Yeah, I agree this would be a good idea. It came up a bit in the jamboree but at the time we decided not to require cell labels to make selecting datasets easier (I don't think that's a major limitation though). Just need to make sure we keep this a bit separate from the integration task (but again should be doable).

I think we are in a similar situation here -- we are comparing pre- and post-dimensionality reduction neighborhoods / variances / distances, which implies a "correct" normalization. Allowing devs to change the ground truth seems dangerous.

I think that's a good point. There are some reasons why I don't like this which I will list below but I think it might be necessary in order to preserve the "integrity" of the benchmark. I think the alternatives have already been mentioned and have their own problems/limitations: either use the same normalisation for the ground truth as the method, (maybe) use raw counts for the ground truth or avoid the problem by only using metrics that don't rely on before/after comparisons. I quite like the last one in theory but it might be quite limiting in the kind of metrics you could use.

Reasons for not using a standard normalisation:

Whatever is decided I think this is something that we should try to keep consistent across tasks.

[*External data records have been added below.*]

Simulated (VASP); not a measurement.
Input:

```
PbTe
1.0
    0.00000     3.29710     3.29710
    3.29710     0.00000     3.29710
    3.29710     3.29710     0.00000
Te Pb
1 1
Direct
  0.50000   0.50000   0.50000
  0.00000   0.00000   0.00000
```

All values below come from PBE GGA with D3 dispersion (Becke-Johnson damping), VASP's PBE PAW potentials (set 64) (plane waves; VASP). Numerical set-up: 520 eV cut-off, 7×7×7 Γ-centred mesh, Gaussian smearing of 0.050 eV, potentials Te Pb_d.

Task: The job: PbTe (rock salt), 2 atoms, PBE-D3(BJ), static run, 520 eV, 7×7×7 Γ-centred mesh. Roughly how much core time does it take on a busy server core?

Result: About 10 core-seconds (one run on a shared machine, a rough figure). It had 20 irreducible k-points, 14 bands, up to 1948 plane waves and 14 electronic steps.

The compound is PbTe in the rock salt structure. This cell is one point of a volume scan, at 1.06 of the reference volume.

LuckyMD commented 1 year ago

Thanks for roping me in @scottgigante-immunai. I think the best way forward would be to use normalization layers in the dataset as in batch integration, as Scott suggested. One could then also add multiple datasets with different "ground truth" normalizations or even use the same dataset twice like this. That would enable comparisons as well, but still keep the integrity of the benchmark.

In general, solving this normalization issue is important to have fixed before we submit the manuscript. Would you be able to add normalization layers per dataset in the near future @lazappi? I guess as you're only back next week, ealiest by the end of that week? This would affect the results and would then require revisiting the text as well.

lazappi commented 1 year ago

I can maybe get to it next week (if no one else does before then). I would like to confirm that 1) there is general agreement that making normalisation part of the data loader is the way to go and 2) this will be consistent across tasks (or there is a good reason why it can't be). Possibly you discussed this in a meeting already but wanted to confirm.

I knew the results weren't stable so there isn't anything in the text yet anyway (in the small bit I wrote at least).

scottgigante-immunai commented 1 year ago

I think the rule we can be consistent on is "if there exist metrics that are computed on normalized data, then dataset functions should provide this normalized data". Otherwise, I think the principle of not wanting to prescribe normalization methods should stand.

LuckyMD commented 1 year ago

if there exist metrics that are computed on normalized data, then dataset functions should provide this normalized data

I agree with this and it is in line broadly with what we discussed at the meeting yesterday.